Wednesday, September 04, 2024

The Residential Streets of San Francisco

San Francisco, somewhat belatedly, is trying to attack homelessness, crime, and open-air drug use in this election year.

Addressing one subset of crime--prostitution--has been a low priority, especially since sex work has long been regarded as "victimless" (two consenting adults engage in a quid pro quo transaction where supposedly no one gets hurt).

Sex worker Rene, 20: “This is a good street. Quiet. Safe.
Way better than Oakland, where I live. I’ve got two kids to
support, and I can make $1,000 a night here." (Chron photo)
However, street prostitution has spilled over into San Francisco residential areas and has become a severe nuisance: [bold added]
A year after San Francisco officials put up bollards to deter sex work on Capp Street in the Mission District, residents say the activity hasn’t disappeared — it has just migrated a couple of blocks east.

Now, Shotwell Street is the Mission’s epicenter for the illicit sex trade, and all the noise and bumper-to-bumper traffic that comes with it. And frustrated neighbors are suing.

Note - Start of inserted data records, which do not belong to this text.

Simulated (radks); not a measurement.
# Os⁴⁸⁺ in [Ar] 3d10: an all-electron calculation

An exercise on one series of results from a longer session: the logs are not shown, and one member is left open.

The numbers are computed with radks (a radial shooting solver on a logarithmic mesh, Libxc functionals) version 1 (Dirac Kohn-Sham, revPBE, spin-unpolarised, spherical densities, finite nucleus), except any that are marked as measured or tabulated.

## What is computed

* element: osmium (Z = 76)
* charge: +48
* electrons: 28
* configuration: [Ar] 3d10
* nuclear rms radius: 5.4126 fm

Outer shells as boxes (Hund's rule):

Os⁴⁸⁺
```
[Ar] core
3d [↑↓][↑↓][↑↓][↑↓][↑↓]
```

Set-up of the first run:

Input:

Hiding these problems or pushing them around “is not the solution,” said Ayman Farahat, the lead plaintiff in a lawsuit filed this past week in San Francisco Superior Court. The suit aims to force city officials to eliminate what the plaintiffs describe as a public nuisance.

...at Shotwell’s Saloon on 20th and Shotwell streets, owner David Hall flinched when asked about the nightly activity. “It’s horrible, horrible,” he said — so bad that he now closes the bar at midnight to protect his customers from solicitation or harassment.

Advocates of helping, rather than arresting, sex workers say pushing them off Shotwell might give the locals some relief like Capp Street got, but it won’t solve the larger problem. The area’s reputation as a lucrative sex-trade spot is so widespread it has drawn people from as far away as Seattle — which is where 21-year-old Maryanna was walking the streets until last week.

Customers up north were too edgy, she said, “and then a friend told me ‘There’s this place called Shotwell Street in San Francisco where business is good, you can make good money.’

“She’s right,” Maryanna said the day after she arrived in San Francisco, strolling Shotwell to scope out the night’s work. “I like it here. It’s more intense, but there’s good money. I’ll stick around awhile.”

...Lyon-Martin Community Health Services sends a van to Shotwell two nights a week, offering condoms and other sex-work supplies along with aid references. And though some locals resent that as enabling, Lyon outreach director Celestina Pearl says it is life-saving.

“Nobody is pro-trafficking, and yes we do want better lives for these women,” Pearl said. “But the better solution is not to vilify, stigmatize and criminalize. If people really want to solve the problem I would love to see them advocate for decriminalization of sex work, so these women can move indoors where it’s more dignified and safer and more peaceful for the residents.”
There is a substantial lobby that is (still) in favor of decriminalization, and with so many other problems San Francisco is unlikely to devote substantial resources to ridding the streets of prostitution. Besides, anyone arrested will be released because San Francisco is philosophically opposed to incarceration. The residents of Shotwell Street (a Zillow search values homes at more than $3 million) will have to live with the situation indefinitely or get the politicians to move it to another neighborhood.